Scalar magnetometers measure the total magnetic field strength but not its direction. These include Proton Precession, Overhauser, and a range of Alkali vapour instruments including Cesium, Helium and Potassium.

A magnetograph is a special magnetometer that continuously records data.

Rotating coil magnetometer

The magnetic field induces a sine wave in a rotating coil. The amplitude of the signal is proportional to the strength of the field, provided it is uniform, and to the sine of the angle between the rotation axis of the coil and the field lines. This type of magnetometer is obsolete.

Hall effect magnetometer

The most common magnetic sensing devices are solid-state Hall effect sensors. These sensors produce a voltage proportional to the applied magnetic field and also sense polarity.

They are used in applications where the magnetic field strength is relatively large — for example in Anti-lock braking system in cars to sense wheel rotation speed via slots in the wheel disks.

Proton precession magnetometer

Proton precession magnetometers, also known as proton magnetometers, PPM's or simply mags, measure the resonance frequency of protons (hydrogen nuclei) in the magnetic field to be measured, due to nuclear magnetic resonance (NMR). Because the precession frequency depends only on atomic constants and the strength of the ambient magnetic field, the accuracy of this type of magnetometer is very good[Please quantify].

A direct current flowing in a solenoid creates a strong magnetic field around a hydrogen-rich fluid (kerosine, and decane is popular — even water can be used), causing some of the protons to align themselves with that field. The current is then interrupted, and as protons realign themselves with ambient magnetic field, they precess at a frequency that is directly proportional to the magnetic field. This produces a weak rotating magnetic field that is picked up by a (sometimes separate) inductor, amplified electronically, and fed to a digital frequency counter whose output is typically scaled and displayed directly as field strength or output as digital data.

The relationship between the frequency of the induced current and the strength of the magnetic field is called the proton gyromagnetic ratio, and is equal to 0.042576 Hz/nT. The accuracy of PPM's is thus limited by the accuracy of this constant.

The frequency of Earth's field NMR (EFNMR) for protons varies between approximately 900 Hz near the equator to 4.2 kHz near the geomagnetic poles. These magnetometers can be moderately sensitive if several tens of watts are available to power the aligning process. Measuring once per second, standard deviations in the readings in the 0.01 nT to 0.1 nT range can be obtained. Variations of about 0.1 nT can be detected.

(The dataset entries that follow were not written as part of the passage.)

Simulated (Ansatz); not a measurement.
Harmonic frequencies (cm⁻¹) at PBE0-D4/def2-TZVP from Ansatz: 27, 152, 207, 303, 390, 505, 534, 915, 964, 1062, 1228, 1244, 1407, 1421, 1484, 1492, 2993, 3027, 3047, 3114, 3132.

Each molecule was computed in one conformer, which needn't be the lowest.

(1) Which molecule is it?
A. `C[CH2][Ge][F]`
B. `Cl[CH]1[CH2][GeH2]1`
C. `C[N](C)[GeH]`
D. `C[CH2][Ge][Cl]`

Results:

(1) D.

For hand/backpack carried units, PPM sample rates are typically limited to less than one sample per second. Measurements are typically taken with the sensor held at fixed locations at perhaps 10 meter increments.

The two main sources of measurement errors are magnetic impurities in the sensor, errors in the measurement of the frequency and ferrous material on the operator and in the instruments. If the sensor is rotated as the measurement is made, an additional error is generated.

Portable instruments are also limited by sensor volume (weight) and power consumption. PPMs work in field gradients up to 3,000nT/m which is adequate from most mineral exploration work. For higher gradient tolerance such as mapping banded iron formations and detecting large ferrous objects Overhauser magnetometers can handle 10,000nT/m and Cesium magnetometers can handle 30,000nT/m.

They are relatively inexpensive (< $US 8,000) and once widely used in mineral exploration. Three manufacturers dominate the market : GEM Systems, Geometrics and Scintrex. Popular models include G-856, Smartmag and GSM-18 and GSM-19T.

For mineral exploration they have been superseded by Overhauser and Cesium instruments which are both fast-cycling; the operator does not need to pause between readings, thereby increasing production.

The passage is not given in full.